Takashi Miike just seemed to explode in world cinema in 2000 and 2001. The door may have been kicked open by movies like Ring (which itself brought many a Japanese horror film to foreign shores in its wake) and Battle Royale, and the hunger for the new and strange genre cinema coming from Japan was insatiable. More remarkable than the movies that seemed to magically appear in abundance to sate that hunger was the fact that all of them (Dead or Alive, Fudoh: The New Generation, Audition, Ichi the Killer, City of Lost Souls, Visitor Q, etc. etc. etc) were directed by one man.
Though Miike's themes included a thoughtful examination of the lives/plight of foreign residents of Japan (and a heartfelt earnestness in depicting the family values of that country), his cinema was most popular for its embrace of a high level of extreme (and politically incorrect) violence and sex, as well as an anything-goes spirit of unpredictability that sent even the most bland, by-the-numbers gangster story into fantastic realms. No one who saw the apocalyptic final shootout in Dead or Alive is likely to forget it, or the harrowing climax of Audition. Miike's unpredictability left audiences curious about what he'd cook up next, and his insanely prolific output during this period meant they wouldn't have to wait long.
There seems to be a deeper than usual bond between Miike and his San Francisco fans; Miike wound up stranded in California in the days after the attacks on September 11, and wound up making several impromptu appearances at screenings of Dead or Alive and Audition, which were both screening theatrically at the time. Though his reputation at home has grown to the point that he's a helmer of populist, downright mainstream fare as 13 Assassins and the charming kidpic Ninja Kids!!!, and his output slowed to a mealy 2 features a year, there continues to be a cult-like audience in the States for whatever Miike project escapes to these shores. I'm one of that cult, so naturally I took in a local screening of his recent opus Lesson of the Evil.
Adapted by Miike himself from the novel by Yuusuke Kishi, Lesson of the Evil chronicles the exploits of Seiji Hasumi (Hideaki Itoh, seen above), a popular high school teacher dealing with the usual problems - cheating students, problematic faculty relations. But Hasumi's solutions to those problems become more and more extreme, and his students come to realize that there's much more to their beloved teacher than they could have imagined. - with some disturbing secrets in his past.

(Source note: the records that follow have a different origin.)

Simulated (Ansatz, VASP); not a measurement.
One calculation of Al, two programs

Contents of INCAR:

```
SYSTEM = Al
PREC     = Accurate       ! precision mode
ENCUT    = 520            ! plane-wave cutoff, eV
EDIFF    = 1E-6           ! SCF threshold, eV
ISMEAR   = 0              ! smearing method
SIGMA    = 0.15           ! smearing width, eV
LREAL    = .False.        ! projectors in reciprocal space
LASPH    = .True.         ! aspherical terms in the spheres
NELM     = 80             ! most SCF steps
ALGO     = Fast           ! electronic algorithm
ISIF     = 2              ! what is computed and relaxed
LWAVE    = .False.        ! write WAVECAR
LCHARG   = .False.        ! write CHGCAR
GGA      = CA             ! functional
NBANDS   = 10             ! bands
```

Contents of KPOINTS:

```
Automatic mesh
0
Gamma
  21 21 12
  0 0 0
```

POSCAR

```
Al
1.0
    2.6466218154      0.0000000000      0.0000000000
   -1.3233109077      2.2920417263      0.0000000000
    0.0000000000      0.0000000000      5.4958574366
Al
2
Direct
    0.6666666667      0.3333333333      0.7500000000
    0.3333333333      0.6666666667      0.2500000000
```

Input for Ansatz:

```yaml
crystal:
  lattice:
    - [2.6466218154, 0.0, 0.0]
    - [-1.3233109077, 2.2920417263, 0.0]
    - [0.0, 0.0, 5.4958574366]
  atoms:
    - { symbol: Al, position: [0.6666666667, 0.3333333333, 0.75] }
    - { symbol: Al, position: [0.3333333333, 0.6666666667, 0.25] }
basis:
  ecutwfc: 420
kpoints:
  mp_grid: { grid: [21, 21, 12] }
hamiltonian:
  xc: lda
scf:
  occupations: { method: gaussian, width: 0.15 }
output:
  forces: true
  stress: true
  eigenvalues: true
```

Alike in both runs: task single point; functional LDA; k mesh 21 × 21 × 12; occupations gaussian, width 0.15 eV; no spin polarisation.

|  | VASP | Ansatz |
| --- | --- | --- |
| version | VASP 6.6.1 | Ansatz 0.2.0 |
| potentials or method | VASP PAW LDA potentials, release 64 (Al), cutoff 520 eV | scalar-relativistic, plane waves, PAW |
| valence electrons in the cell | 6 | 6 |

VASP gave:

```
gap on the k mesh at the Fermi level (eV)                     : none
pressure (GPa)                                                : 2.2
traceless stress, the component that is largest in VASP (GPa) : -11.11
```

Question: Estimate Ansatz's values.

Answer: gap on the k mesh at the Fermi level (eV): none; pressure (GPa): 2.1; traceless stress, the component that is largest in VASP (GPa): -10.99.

There was some pre-screening buzz that this was a return to form for the old, more transgressive Takashi Miike, and those longing for the gonzoid days of yesteryear were surely rewarded by the free-wheeling carnage in the movie's final third. But some of Miike's more outre flourishes, from the talking shotgun to the present but under-articulated anti-Americanism, here dilute some of its impact. The bewilderment caused by such flourishes in early films served to juice the experience of them, but they feel extraneous here. To be sure, the carnage has been built to meticulously and logically (and, unlike Variety, I hadn't even thought of its resonance with recent violent events in the U.S., and am not ethnocentric enough to think Miike was making light of those events.) So it's more in the slowburn of the movie's first thirds, which escalate the menace with subtlety and sureness, that the pleasures and craft of this Lesson lie. (Mention should be made of the fine performance of Mitsuru Fukikoshi as Tsurii, an unpopular teacher whose toadlike, unassuming demeanor and inferiority complex make him a surprisingly dangerous challenge to Hasumi.)
But if the movie fails in certain ways, it's only because Miike hasn't lost his willingness to take chances and push his material. It's not the first of his films I haven't loved, and as long as he keeps making movies I'm going to see them where/when I can. Pleasing to read that he's making an English-language feature with Tom Hardy (though it's not his first work in English) - I eagerly await The Outsider and any of the half-dozen other projects Miike's surely working on as I type this.